Opening as Octarine

Twelfth night. Yule itself and Christmas too have come and gone. Family gatherings have happened, we’ve comforted ourselves in the darkness with rich foods; roasts, figs, chocolate, wine and more.

Now our group turns its attention to the symbolism of Octarine – the colour of magick, the north & midwinter. We gather for these rituals by the hearth of the Covenstead. In the corner of the room the Christmas tree twinkles its little lights. A large reproduction of Atu XV – The Devil, Lord of Misrule and capricious midwinter goat – graces the temple. There are drums and rattles for music (an essential component for our meetings) and the altar glitters with peacock feathers, holly and festive lights.

Breaking open the head

Breaking open the head

‘The colour of magick that can be described is not the true colour’. Octarine sits outside of our symbolic categorisations; it is beyond what we know and, more directly than the other ray of the chaos star, points towards the ungraspable nature of the Mystery.

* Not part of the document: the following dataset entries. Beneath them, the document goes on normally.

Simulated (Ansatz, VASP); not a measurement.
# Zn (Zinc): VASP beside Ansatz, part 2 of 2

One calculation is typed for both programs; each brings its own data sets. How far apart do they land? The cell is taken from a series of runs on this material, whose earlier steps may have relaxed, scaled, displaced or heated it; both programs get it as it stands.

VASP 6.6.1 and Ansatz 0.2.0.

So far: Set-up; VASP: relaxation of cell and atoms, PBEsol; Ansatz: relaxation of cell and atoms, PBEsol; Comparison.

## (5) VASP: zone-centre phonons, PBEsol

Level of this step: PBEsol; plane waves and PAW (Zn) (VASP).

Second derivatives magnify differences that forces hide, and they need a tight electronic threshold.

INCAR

We open the temple with the Gnostic Chaosphere Ritual (version 1.8), and pass a cup of ginger wine round the circle, which summons a warming, seasonal glow. The first ritual is the ‘Octarine Pineal Gland Working’. In this practice we install a homunculus in our brains, a miniature visualisation of ourselves, sat in the core of our brains, massaging our pineal bodies. The internal adept gently rubs the gland and from it the octarine secretions are released, flooding through the whole being. This magickal fluid opens us to the transcendental. Causing the brain to unfolds like a flower blooming in the night, unfirling like a receiver to cosmic consciousness.

The Brother leading the ceremony plays the singing bowl and thingshaws, and we sit for a while under the winter stars, bathed in octarine radiance.

In the next rite we conjure ‘The Chalice of Becoming’. Our Sister has drawn water from the sacred spring of St. Aldhelm, and this is poured into a silver cup. Using gestures and sounds at each direction the elements are called. The chalice is carried round the temple as we move to each quarter, the sacred water absorbing the words of power that we speak, quivering in sympathy with the moments we make.

We sit while a singing bowl sounds; meditating on what it is that we need, what we feel the drive to Become. When the meditation is done we each speak our desires aloud into the water, pronouncing our words over liquid so that it absorbs the vibrations of the sound.

We leave the temple and, in the garden, pour the clear (or is it octarine?) fluid onto the cold, dark earth.

Our next ritual is part of an on-going series of workings, delicate political magic and not something I can go into too much detail about at present. As Princess Irulan remarks in Frank Herbert’s Dune ‘A beginning is a very delicate time’. Suffice it to say that ‘the colour that must not be named’ was summoned to create a bridge between our group and the spirit we want to work with. It is perhaps lawful to provide a link to the music used for this rite HERE.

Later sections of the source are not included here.